Novel Performance Metrics for Anomaly Detection Algorithms

Published in

Balabit Unsupervised

11 min readJun 30, 2017

Today’s post is a direct sequel to our previous discussion about potential performance metrics that can be used for evaluating anomaly detection algorithms. Several concepts explained in the prequel return here, so make sure to check it if you want to fully understand this one.

As before, our assumption is that we have the following at our hands:

a bunch of data points as our test set, each data point resembling activities made by users in an IT system,
their labels marking if a data point is either “usual” or “unusual”,
their anomaly scores that were given by the anomaly detector we aim to evaluate. The scores range from 0 to 100. The higher a score of a data point is, the more anomalous it is from the detector’s point of view.

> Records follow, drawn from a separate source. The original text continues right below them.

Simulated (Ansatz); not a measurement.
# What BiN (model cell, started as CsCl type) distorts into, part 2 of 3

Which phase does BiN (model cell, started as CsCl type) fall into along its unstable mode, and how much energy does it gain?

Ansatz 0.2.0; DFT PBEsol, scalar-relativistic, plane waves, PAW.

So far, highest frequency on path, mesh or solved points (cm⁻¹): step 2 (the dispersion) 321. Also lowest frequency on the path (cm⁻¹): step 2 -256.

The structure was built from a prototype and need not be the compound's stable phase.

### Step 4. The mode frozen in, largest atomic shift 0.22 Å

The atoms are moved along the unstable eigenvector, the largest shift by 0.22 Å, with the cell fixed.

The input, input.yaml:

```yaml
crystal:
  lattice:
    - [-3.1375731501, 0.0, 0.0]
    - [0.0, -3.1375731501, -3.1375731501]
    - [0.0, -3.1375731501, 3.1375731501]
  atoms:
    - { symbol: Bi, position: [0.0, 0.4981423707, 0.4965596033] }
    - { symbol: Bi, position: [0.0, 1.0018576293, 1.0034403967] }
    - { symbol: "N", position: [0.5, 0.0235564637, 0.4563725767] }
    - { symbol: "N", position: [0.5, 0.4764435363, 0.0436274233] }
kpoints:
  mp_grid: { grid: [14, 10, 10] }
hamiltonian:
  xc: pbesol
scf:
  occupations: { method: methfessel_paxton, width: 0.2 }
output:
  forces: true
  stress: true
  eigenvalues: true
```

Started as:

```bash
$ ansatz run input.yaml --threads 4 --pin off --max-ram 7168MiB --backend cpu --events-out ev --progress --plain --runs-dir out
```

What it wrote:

We are going to introduce performance metrics and related methods that can be used for evaluating anomaly detectors, or scoring algorithms in general. As we have not come across these ideas before, we kind of believe they are novel. Nevertheless, we are curious to see if they resemble previous work (more on that later). So if our ideas are in any way related to other works you know about, please let us know in the comments section.

Plain old percentiles

To build our way up to the new ideas, first we think about how we can apply classic descriptive statistics, specifically percentiles, to describe the distribution of the scores of data points labeled “usual” and “unusual”.

Suppose that we have score distribution data such as those shown in Figure 1 below. We calculate the 25th, 50th, 75th percentiles of the scores of both “usual” and “unusual” data points. The values of the percentiles specified above are 24, 30 and 37 among the data points labeled “usual”; and 43, 70 and 82 among the data points labeled “unusual”, respectively. In the figure, these values are shown in the chart as marks on top of the horizontal axis. All information about the percentiles is encoded in the colors and positions of those marks; e.g., the 50th percentile of the data points labeled “usual” is around 30, as shown by the position of the blue mark tagged “p50”.

*Figure 1. Different percentiles of anomaly scores*

What does it mean that the 75th percentile of the scores given to “usual” activities is 37? It simply implies that 75% of usual activities obtain a score from the evaluated anomaly scorer that is lower than 37. Similarly, 75% of unusual activities obtain a score below 82 as indicated by the position of the red “p75” mark. Is this good news? Yes, because this means that every fourth unusual activity obtains a score that is above 82, which seems like an ideal property of the scores (i.e., high true positive rate).

Also, by seeing that the 25th percentile of the scores assigned to “unusual” activities is 43, we learn that 25% of potentially malicious events obtain a score that is below 43 — which might not be ideal if we want to avoid false negatives.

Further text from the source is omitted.